Considering growing cybersecurity threats and business continuity risks such as infrastructural outages and physical crime, a sustained shift towards hybrid work demands that large organisations look at business security and resilience challenges holistically. The complexity of getting this right threatens to overwhelm time- and budget-strapped IT departments.That’s according to Chris Kruger, MD, at Nashua Kopano, a total workplace solutions provider that focuses on enterprises and government clients. He says that while some companies have called some teams and employees back to the office for the entire working week, hybrid and flexible work has become the standard operating model for many roles and organisations.
Says Kruger: “Over the past few years, we have seen a shift towards more decentralised working models, with mobile connectivity enabling people to carry out processes and transact from nearly anywhere.

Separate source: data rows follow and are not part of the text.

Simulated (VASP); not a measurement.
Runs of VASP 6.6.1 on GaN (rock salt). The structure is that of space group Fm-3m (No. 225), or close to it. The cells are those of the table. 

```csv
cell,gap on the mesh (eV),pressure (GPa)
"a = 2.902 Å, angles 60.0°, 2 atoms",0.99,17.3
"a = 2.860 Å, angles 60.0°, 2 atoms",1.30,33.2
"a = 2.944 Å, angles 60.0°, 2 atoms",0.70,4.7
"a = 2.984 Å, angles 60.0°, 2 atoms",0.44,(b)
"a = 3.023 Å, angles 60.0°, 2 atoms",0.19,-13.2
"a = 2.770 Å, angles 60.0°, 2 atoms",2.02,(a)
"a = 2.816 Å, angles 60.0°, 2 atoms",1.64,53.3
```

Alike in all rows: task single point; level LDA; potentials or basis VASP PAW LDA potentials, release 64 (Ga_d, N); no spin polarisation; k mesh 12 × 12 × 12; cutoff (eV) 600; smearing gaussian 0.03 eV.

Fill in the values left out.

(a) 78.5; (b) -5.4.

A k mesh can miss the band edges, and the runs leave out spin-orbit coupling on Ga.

“But many organisations are still grappling with the complexity of ensuring security, resilience and continuity when some work gets done outside the corporate firewall and the campus. IT functions need to gear themselves up for a world of anywhere operations,” says Kruger.
Cybersecurity remains high on the agenda
Kruger says cybersecurity is the issue that has drawn the most attention. With employees working on unsecured home and public networks, companies have less control over network security. Furthermore, bring-your-own-device (BYOD) models mean that many people work from personal devices rather than secured, company-issued PCs and smart devices.
Employees working from home may also be more susceptible to social engineering scams. The result is that most companies face a larger threat matrix, which is also evolving by the day as cybercriminals dream up new zero-day ransomware and social phishing attacks.
The 2023 WFA Global study found that two-thirds of companies in South Africa have reported data breaches due to work-from-anywhere vulnerabilities.
“This highlights the importance of embracing an augmented defence and a unified management approach for endpoint security, says Kruger. Companies should seek out cybersecurity solutions that are simple to deploy, easy to manage, and able to safeguard digital assets from a range of potentially harmful and costly attacks, without compromising end-user experience.
“But traditional cybersecurity isn’t the only area that companies should focus on. Kruger says that the print and document management environment also merits attention. Digitalisation of paper should be a priority to enable secure, centralised storage of documents in compliance with laws such as the Protection of Personal Information Act.”
“User permissions, multifactor authentication, and electronic storage are all best practices for flexible working. Data backups are another vital component of a secure, resilient hybrid workforce,” says Kruger. “Companies should be looking for solutions with advanced anti-ransomware technology to safeguard data and systems in any environment.”
Addressing continuity challenges
Kruger says beyond cybersecurity, large enterprises are evaluating other threats to business continuity. “With the load shedding crisis that South Africa currently faces, for example, there is a growing interest in alternative energy and power backup solutions that can help keep branches, offices and remote teams productive throughout power outages.”
“In a landscape where companies face multiple business continuity risks, a well-planned and managed hybrid work model can improve their resilience. It enables them to reduce dependency on any single location and gives them the operational flexibility to adapt quickly to changing circumstances or unexpected events.”
“But to achieve these benefits, companies need access to workplace solutions that can be deployed nationwide yet managed from a central location. They want to work with a single partner that can help them tighten security and improve resilience, bringing together elements such as voice, energy, connectivity, cloud, document management, access control and surveillance in a single solution.
“With companies navigating risks from crime and unrest to water and power outages, ICT planning is not only about the adoption of digital tools and processes. It should also consider remote workforces, how teams work together, and having access to maintenance and support services,” Kruger concludes.